The New York Times on Its ‘Kill More Civilians’ Op-Ed Writer

Old New York Times LogoGlenn Greenwald writes in Salon:

Last week, I wrote about the mysterious Op-Ed writer, Lara M. Dadkhah, published by the New York Times, who urged that the U.S. be less restrained about slaughtering Afghan civilians with air attacks (when Dadkhar reads things like this from today — “Airstrike kills dozens in Afghanistan … Ground forces at the scene found women and children among the casualties” — she presumably thinks: “yes, that’s exactly what we need more of”).

As I noted, beyond how deranged the argument was, virtually no information was disclosed about Dadkhah herself, who was allowed to tout her work for a “defense consulting company” without even specifying who it was. The Hillman Foundation’s Charles Kaiser asked NYT Op-Ed Page Editor David Shipley about this strange matter and received this reply:

We found Ms. Dadkhah from work she did in Small Wars Journal, work that was part of her Ph.D. dissertation at Georgetown. Ms. Dadkhah only recently took a job at Booz Allen. We tend not to mention the names of companies — as it can run the risk of seeming self-promotional. I thought it was sufficient to have the author say, as she did high up in the piece, that “While I am employed by a defense consulting company, my research and opinions on air support are my own.” It’s worth underscoring that Ms. Dadkhah’s research regarding close air support came entirely from her doctoral research, and that these are issues she has written about over the the last couple years for Small Wars.

Read More of Glenn Greenwald’s article in Salon

4 Comments on "The New York Times on Its ‘Kill More Civilians’ Op-Ed Writer"

  1. it may make things easier in the short run but killing civilians makes things easy on the terrorists,
    makes recruiting simple for them. you can kill terrorists by the dozens but if you don't cut them off from their supply of recruits, and remove the reasons people support them it will never end.

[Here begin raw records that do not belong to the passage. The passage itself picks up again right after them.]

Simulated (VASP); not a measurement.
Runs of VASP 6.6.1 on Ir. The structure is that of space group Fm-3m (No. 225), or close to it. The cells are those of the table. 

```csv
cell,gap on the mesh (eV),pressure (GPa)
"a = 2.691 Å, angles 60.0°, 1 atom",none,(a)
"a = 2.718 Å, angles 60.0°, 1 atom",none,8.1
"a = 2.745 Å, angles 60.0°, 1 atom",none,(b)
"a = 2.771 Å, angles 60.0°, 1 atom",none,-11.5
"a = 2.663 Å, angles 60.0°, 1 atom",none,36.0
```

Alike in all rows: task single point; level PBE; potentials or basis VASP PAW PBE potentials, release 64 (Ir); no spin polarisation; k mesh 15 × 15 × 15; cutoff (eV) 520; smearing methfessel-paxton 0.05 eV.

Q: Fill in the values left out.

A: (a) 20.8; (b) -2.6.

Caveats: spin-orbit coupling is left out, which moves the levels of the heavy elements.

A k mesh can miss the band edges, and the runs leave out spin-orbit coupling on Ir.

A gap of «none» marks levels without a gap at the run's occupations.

  2. ioksototeaterofsouls | Feb 26, 2010 at 4:08 am |

    @ Sean

    AND it's fucking monsterous going into other people's countries uninvited, saying you're there to give them freedom and democracy and then killing thousands of innocent bystanders them when some of them don't want to jettison their culture and religoin in favout of big macs, porno mags and lucky strike. There are also practical considerations.

    That's what you actually meant right Sean?

    • banking on moral considerations to motavate government policy is useless so I stopped trying

      • ioksototeaterofsouls | Feb 26, 2010 at 9:12 am |

        Understandable reaction but making the issue purely one of practicality legitimizes the overall project. Keep stating the obvious even if it’s a chore. You owe those dead afghan kids that much at least.